Recent CJEU case suggests that a former Yodel driver did not have “worker” status
In the recent case of B v Yodel Delivery Network Ltd, the Court of Justice of the European Union (“CJEU”) concluded that there did not seem to be a relationship of subordination between B (a former parcel delivery driver for Yodel Delivery Network Limited (“Yodel”)) and Yodel, suggesting that B did not have “worker” status.
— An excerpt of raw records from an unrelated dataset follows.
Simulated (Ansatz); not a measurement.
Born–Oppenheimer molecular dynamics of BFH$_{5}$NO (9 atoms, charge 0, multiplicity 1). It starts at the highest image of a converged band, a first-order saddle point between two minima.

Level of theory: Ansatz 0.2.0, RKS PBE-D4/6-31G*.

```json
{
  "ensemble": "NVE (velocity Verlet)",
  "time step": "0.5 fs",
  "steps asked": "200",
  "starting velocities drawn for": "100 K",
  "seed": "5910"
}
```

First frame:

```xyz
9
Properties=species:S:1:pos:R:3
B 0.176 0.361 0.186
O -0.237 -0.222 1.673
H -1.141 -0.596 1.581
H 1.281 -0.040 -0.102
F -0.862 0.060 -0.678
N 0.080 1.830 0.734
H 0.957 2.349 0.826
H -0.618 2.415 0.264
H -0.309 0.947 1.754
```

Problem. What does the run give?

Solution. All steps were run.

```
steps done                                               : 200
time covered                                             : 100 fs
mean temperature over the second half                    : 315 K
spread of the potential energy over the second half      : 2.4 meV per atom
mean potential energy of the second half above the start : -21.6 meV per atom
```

B’s contract with Yodel provided that he was a “self-employed independent contractor”, who was free to choose the times and routes of his deliveries and even work for Yodel’s competitors. Moreover, Yodel was under no obligation to provide B with work and equally, B did not have to accept any such work. Most importantly, he was not required to perform any deliveries personally and could appoint a substitute (with the caveat that Yodel could reject such substitute for reasons of inadequate skills or qualifications).
B made a claim for holiday pay under the EU Working Time Directive. The CJEU noted that the essential feature of an employment relationship is subordination (i.e. the employee performs services for and under the direction of his or her employer in return for remuneration).
An independent contractor (as the name suggests) should on the other hand be free to choose the type of work and tasks to be performed, the manner in which those tasks are to be executed, the time and place of work and should also have the ability to select his or her own staff. If this independence is merely fictitious, the independent contractor could be deemed to be a worker under EU law.
Although CJEU concluded that B’s independence seemed to be genuine and that there did not seem to be a relationship of subordination between him and Yodel, Watford Employment Tribunal (as the referring court) will have the final say in respect of B’s worker status.